My first ever PhD student to complete her studies, Selin Gürdere Akdur has successfully completed her PhD, titled “Socially oriented design practices in Turkey: A critical analysis of participation and collaboration” and presented her thesis on 16 September 2019. Her work involved the compilation and analysis of 93 social design practices at the first stage, and the analysis of participatory approaches via in-depth interviews with facilitators of a selection at the second stage. The findings of the first stage were published here, where we discuss the salient features of the social design field in Turkey, from which we start deriving a framework for the study of local social design practices.

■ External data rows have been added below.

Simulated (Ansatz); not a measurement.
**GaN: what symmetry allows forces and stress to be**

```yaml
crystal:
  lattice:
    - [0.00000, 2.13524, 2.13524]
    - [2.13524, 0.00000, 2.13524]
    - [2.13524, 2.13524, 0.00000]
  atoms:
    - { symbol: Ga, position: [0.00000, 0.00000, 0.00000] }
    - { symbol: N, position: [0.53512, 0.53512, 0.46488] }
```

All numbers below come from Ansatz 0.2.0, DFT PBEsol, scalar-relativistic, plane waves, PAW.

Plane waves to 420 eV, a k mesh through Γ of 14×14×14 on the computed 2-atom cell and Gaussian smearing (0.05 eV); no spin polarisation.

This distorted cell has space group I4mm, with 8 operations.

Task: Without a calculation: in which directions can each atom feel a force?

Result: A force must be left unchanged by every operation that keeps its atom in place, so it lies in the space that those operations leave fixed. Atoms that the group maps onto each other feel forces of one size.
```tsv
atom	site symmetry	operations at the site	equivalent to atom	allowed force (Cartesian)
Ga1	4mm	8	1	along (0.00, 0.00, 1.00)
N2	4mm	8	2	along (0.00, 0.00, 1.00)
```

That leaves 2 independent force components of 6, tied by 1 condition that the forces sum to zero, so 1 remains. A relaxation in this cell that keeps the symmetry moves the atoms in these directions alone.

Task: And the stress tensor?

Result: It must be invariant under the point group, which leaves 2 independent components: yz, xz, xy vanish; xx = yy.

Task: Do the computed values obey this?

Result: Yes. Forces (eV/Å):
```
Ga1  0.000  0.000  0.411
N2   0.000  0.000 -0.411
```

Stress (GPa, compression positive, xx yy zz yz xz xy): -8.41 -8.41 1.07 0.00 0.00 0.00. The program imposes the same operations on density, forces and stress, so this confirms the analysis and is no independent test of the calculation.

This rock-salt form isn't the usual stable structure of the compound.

Duygu Vatan has successfully completed her Master’s thesis, titled “Design for Social Innovation for rural development in Turkey: Actor relationships in the Smart Village project” in August 2019 (supervision: Harun Kaygan). Her work investigated the social innovation strategies of the designers of the Smart Village toward integrating smart agricultural technological into village life. In ethnographic work at the village, she looked into five different strategies: (1) crop selection facilitating technologies, (2) the plant breeding plot, (3) the smart pasture, (4) entrepreneurial development program, and (5) miscellaneous trainings. Her conclusions regard the different ways in which the villagers and the designers were co-constituted in the five strategies, and their successes and failings.
Azra Süngü has successfully completed her Master’s thesis, titled “ Designing transitions towards integration: Entrepreneurial capacity development for Syrians in Turkey” in August 2019 (supervision: Harun Kaygan). Here’s her abstract:
The growing intersection of design with systems science and social innovation gave way to new directions to the design discipline today, making it an actor in guiding and leveraging transitions for more sustainable futures. One of the critical transitions today is migration, for which Turkey has been a major scene. This shift of populations required mobilization of actors and resources at a systemic level, for the integration of Syrians. This thesis investigates entrepreneurship as a strategic approach towards integration through the case of Build Your Future entrepreneurship program for Syrians, through field observations and interviews with actors of the program. This thesis draws four main conclusions: (1) capacity development towards social change can be approached from a Transition Design framework, (2) open-ended processes can be employed to accommodate changes in the social context and leverage existing practices, (3) shared visions and cooperation are needed among solution stakeholders for systemic impact and (4) entrepreneurial capacity development activities towards refugees can be approached as agents of integration of refugees to local entrepreneurial ecosystems.
Pınar Şimşek Çağlar has successfully completed her Masters thesis, titled “Designing for the New Generation Workspaces: Considerations of Designers” in December 2018 (Supervision: Harun Kaygan). Through interviews with office furniture designers, her work presents amazing insights regarding the way new work is conceptualized in design discourse and materialized in office settings. Good job!
Utku Ay has successfully completed his Masters thesis, titled “Design, making and consumption of football fandom products by a university-based football fandom group” in September 2017, supervision: Harun Kaygan. (Photo above: Utku Ay, 2017)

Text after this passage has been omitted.